Throughout my life I have found myself having expectations. These expectations could look anything like how I feel people should act, the home I feel I should be living in, the way my iced latte should taste, people's expectations for me, or the timeline I think my life should be on.
God and I have had so many conversations about being content. I really think that IF God told me to get a tattoo, that is what it would say, BE CONTENT. Now let’s be honest, I’m learning each and every day what this looks like, and no I'm not about to run out and get a tattoo.
Lately, I’ve been challenging myself not to have expectations. Don’t get me wrong, this does not mean to settle. That's a completely different topic. But I’ve found my expectations to let me down more often than not. Who am I to plan out what is going to happen? In the grand scheme of things, I have absolutely no control.

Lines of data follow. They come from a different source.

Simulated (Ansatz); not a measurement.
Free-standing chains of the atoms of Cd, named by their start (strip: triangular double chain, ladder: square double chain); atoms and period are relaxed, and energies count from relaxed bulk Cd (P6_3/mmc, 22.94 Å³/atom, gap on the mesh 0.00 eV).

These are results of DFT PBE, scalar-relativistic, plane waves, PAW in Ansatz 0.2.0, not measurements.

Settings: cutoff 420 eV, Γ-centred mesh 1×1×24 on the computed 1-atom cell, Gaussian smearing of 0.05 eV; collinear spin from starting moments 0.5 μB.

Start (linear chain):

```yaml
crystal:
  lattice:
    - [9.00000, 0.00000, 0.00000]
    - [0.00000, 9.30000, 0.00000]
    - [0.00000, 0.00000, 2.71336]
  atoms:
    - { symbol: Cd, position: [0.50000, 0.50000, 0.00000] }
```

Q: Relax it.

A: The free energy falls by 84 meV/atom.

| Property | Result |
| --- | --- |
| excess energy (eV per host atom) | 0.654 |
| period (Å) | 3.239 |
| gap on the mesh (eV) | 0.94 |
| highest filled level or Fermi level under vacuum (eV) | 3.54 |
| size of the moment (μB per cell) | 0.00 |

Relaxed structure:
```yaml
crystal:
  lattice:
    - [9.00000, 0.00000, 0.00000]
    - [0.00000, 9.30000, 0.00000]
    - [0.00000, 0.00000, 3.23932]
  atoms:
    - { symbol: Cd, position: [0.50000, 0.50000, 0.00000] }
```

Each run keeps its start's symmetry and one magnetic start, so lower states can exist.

I’m going to be honest, the way I envisioned my life, and the life I’m living now are completely different. Not bad by any means, just different. The way in which I got to where God has led me up until this point has been such a journey and has required me to persevere in so many different ways. I am so thankful for the way Christ has shown me that it’s not my will, but his be done. I'm beyond grateful for the life God has given me. I'm blessed with a God fearing man, a beautiful marriage that teaches me so much about who I am, wonderful students that I get to love each day and who make me laugh histarically, and a family who I'm beyond grateful for.
No matter how much the Lord has given me, each new season, I find my expectations to get in the way. The fact that I am a sinner, I have to constantly remind myself that my life is not for my will to be done, but for the Lords. I wonder if you can relate to me?
Currently, my husband and I are in the process of looking for our first house. Talk about having to control my expectations. At the end of the day, I continue hearing these words of God:
“For I know the plans I have for you,” says the Lord. “Plans to prosper you and not to harm you, plans to give you hope and a future.” - Jeremiah 29:11
Being in the will of God is not easy, but it sure is freeing. Someone asked me the other day, “How do we know if we are in the will of God?” If my life is off balance, I can tell that I am not relying on him, but rather foolishly thinking I can rely on myself. With Christ as my centerpost and my foundation, there is nothing that can separate me from His love.
"And I am convinced that nothing can ever separate us from God’s love. Neither death nor life, neither angels nor demons, neither our fears for today nor our worries about tomorrow—not even the powers of hell can separate us from God’s love." - Romans 8:38
Taking the focus off what I want and putting it in the light of what God wants is what allows me to steer away from my human expectations. Peace comes when expectations end.
Challenge What expectations do you currently have for your life?
How can you change these expectations to be christ centered?
Reflect on Romans 12:2
How can you transform your mind to discern the will of God instead the will of yourself?